# Heads up to check yours so you are aware



## 94055 (May 1, 2005)

Bolero 680fb but may effect others

We had our satellite dish transfered from the Hymer to The Bolero.

All was well untill we drove off and the dish was still in the upright position 8O. 

The reason it happens is that I used to turn off the control panel before we left the pitch. I did that because the van used to go straight to storage on the way home and if left on, then it drained the battery.

If you leave the panel switched on then there is no problem as the safety device does it's job (Dish comes down when ignition switch turned) As we have the solar panel I now leave panel on all the time.

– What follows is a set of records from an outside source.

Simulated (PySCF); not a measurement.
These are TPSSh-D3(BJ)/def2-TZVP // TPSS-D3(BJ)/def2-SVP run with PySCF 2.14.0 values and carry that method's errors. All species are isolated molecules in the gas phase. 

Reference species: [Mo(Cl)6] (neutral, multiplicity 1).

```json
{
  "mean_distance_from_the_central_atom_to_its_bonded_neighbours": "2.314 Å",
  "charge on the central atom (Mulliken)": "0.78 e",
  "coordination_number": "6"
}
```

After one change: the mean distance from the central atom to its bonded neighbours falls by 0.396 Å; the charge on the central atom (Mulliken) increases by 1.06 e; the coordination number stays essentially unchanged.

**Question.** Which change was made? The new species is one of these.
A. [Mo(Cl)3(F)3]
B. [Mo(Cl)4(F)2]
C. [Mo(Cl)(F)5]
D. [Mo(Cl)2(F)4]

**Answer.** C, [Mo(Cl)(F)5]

So just a heads up to check yours and be wary.

Steve


----------



## Spacerunner (Mar 18, 2006)

Ever thought of walking round the 'van for a quick visual check before driving off?


----------



## sersol (Aug 1, 2005)

Its the way its been installed Steve,as far as I am aware even if the control panel is off then it should get a "signal & supply" from the engine to lower the dish.
Who transferred it,the problem may be of their making.
Let us know.
Gary


----------



## 94055 (May 1, 2005)

sersol said:


> Its the way its been installed Steve,as far as I am aware even if the control panel is off then it should get a "signal & supply" from the engine to lower the dish.
> Who transferred it,the problem may be of their making.
> Let us know.
> Gary


Hi Gary,

It has been checked and wired correctly, 
If the panel is turned off then safety feature does not work.
It was not the fitters fault

Steve


----------



## Avante524 (Sep 7, 2008)

Hello

Can you switch off the sat panel without the dish retracting and parking itself, whenever I switch of my panel the dish comes down and parks in the transit position.
I'm just curious as i didn't know the dish could stay up with the system off?

Cheers. Bill.


----------



## 94055 (May 1, 2005)

Avante524 said:


> Hello
> 
> Can you switch off the sat panel without the dish retracting and parking itself, whenever I switch of my panel the dish comes down and parks in the transit position.
> I'm just curious as i didn't know the dish could stay up with the system off?
> ...


Bill
It is not the sat panel or dish

It is the main Motorhome panel, if you turn that off.

Steve


----------



## brianamelia (Mar 17, 2008)

Hi What kind of dish do you have?I know the oyster can be wired to close down when the control panel is switched off, and also if the control panel is left on it will automatically close when you switch on the ignition of the of the vehicle to prevent what has happened to you
Bri


----------



## SwiftGroup (Jun 27, 2007)

Steve,
I have emailed you also,

We supply three connections for the provision of a satellite dish, a +ve, -ve (switched 12V from the fusebox) and a D+ engine run signal, from the Fiat Cab, via the fusebox.

The +ve & -ve, depending on the dish, can be used to raise and lower the
dish, and the D+ signal can be used to inform the dish that the engine is
running. The D+ signal also carries 12V (+ve) at 0.5A, and is there primarily to signal the dish to lower, this is however dependent on how the dish is configured.

If the dish is not able to use the 12V from the D+ signal, then it will need a +ve feed from the fusebox, and therefore, the control panel must be on.

In your case, the engineer tried to take a 12V feed from the fridge feed as we suspected the motor required more than 0.5A (the fridge feed is able to supply 15A). However, when doing this, the dish would still not retract, indicating it is something to do with the configuration of the dish not the Motorhome causing the issue.

We have spoken to Amy when your van is due back in July we will check the D+ signal and see if we can understand the cause of the issue.

Thanks
Andy


----------



## 94055 (May 1, 2005)

Andy,

Thank you very much for clarifying the situation. So it is probably the dish configuration that is the problem.

Thank you also for looking into it further when the Motorhome is at Swift.

Well yet again Swift to the rescue and Swift about it as well.

Keep up the good work as we do appreciate it.

Steve


----------



## Avante524 (Sep 7, 2008)

Thanks Steve

i'm going to give that a try and see what happens!!

cheers. Bill.


----------



## sersol (Aug 1, 2005)

SandJ said:


> sersol said:
> 
> 
> > Its the way its been installed Steve,as far as I am aware even if the control panel is off then it should get a "signal & supply" from the engine to lower the dish.
> ...


Time for a new one then Steve............... :wink:


----------



## Rapide561 (Oct 1, 2005)

*Satellite*

Hi

My satellite dish lowers itself when the ignition is started, irrespective of whether I switch off the main habition control panel or not.

R


----------